And as with any meaningful change, the most important people to convince are the youth.
Create role models
“The young ones, they also want to come and do this thing I'm doing. They also want to save the rhinos. Most of them say, ‘Tell us when they are recruiting!’. So yeah, they are proud of me.”
That was Felicia Sibiya,a ranger in C4W’s anti-poaching unit (APU). Her story is an example of how to change community attitudes towards conservation.
She graduated through the Youth Employment Services (YES) program which, in collaboration with C4W, recruits young adults from communities neighbouring rhino lands. Like Felicia, many such graduates now find themselves as salaried employees of the sanctuary’s 200-strong workforce.
We know the gravity of a job in South Africa; it can provide food and shelter for a handful of people who – with their basic needs taken care of – can go to school or spend their energy on economically productive tasks.
You can be sure that members of Felicia’s community are taking notice of her conservation work and the reward it brings. If just a few choose to follow in her footsteps, the benefits could be exponential, for both the community and the rhino.
The parallel avenue to creating that impact is education.
Teach the people skills
Manqoba (‘Manny’) Radebe is a 21-year-old former student who dropped out of his Bachelor of Accounting Science degree due to a lack of funding. Now he’s an Investec YES intern working at C4W. Thankfully, he’s still learning.
“I’ve learnt about everything from feeding rhinos, to road maintenance to agricultural best practices. For example, we cover rhino dung collected from the sanctuary with lucerne so that fungi and earthworms eat and decompose the material, creating nutrient-rich compost for the C4W garden.”
It’s not your average garden, either. The current harvest includes cabbage, tomatoes, beetroot, maize meal, chilies and butternut. That fresh produce is used to feed the rhinos – butternut’s a firm favourite – and the local community, free of charge.
That circular ecosystem creates a connection in the mind of the community between their wellbeing and that of the rhino – if C4W disappears, there will be less food to go around.
The bigger picture is that Manny is learning skills that will make him employable, maybe even entrepreneurial, significantly reducing the odds of him and those is his gravitational field from becoming poachers.
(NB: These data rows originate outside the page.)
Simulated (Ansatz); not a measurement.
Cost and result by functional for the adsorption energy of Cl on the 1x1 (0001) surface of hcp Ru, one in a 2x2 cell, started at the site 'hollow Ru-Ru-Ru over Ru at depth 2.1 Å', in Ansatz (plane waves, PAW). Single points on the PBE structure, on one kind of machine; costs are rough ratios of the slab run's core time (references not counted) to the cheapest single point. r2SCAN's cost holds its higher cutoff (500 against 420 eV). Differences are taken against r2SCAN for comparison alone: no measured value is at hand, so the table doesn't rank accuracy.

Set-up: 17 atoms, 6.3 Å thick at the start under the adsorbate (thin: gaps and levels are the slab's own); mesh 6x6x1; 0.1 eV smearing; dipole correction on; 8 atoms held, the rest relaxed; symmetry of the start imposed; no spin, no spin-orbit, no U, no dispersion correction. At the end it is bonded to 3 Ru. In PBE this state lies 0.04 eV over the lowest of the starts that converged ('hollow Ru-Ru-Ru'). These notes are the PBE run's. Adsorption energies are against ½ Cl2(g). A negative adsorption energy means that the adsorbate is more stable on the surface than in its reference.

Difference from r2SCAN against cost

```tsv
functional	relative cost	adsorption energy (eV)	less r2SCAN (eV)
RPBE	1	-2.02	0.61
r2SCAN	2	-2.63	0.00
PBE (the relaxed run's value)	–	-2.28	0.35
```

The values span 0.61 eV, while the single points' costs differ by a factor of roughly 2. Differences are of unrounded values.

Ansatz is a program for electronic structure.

And because the rhino sits at the heart of the opportunity he’s been given, he’ll be more likely to stand up for the animal in his community engagements.
Change how they see things
“At first, I thought we were saving rhinos. But it’s so much bigger than that,” concluded Petronel.
Once she realised that conservation must be community-driven to survive, the fate of C4W became inextricable from that of the people living in proximity to these celestial giants.
What keeps her awake at night? The glimpses they’re getting of a truly sustainable conservation model that not only improves human life but simultaneously addresses the root causes of rhino poaching.
If we can link the sanctuary, in the minds of community children, to the successes it’s creating, they will grow up to say, ‘Don't do this. It's not good to poach rhino.’ You can only change the world if you change the way the youth see it.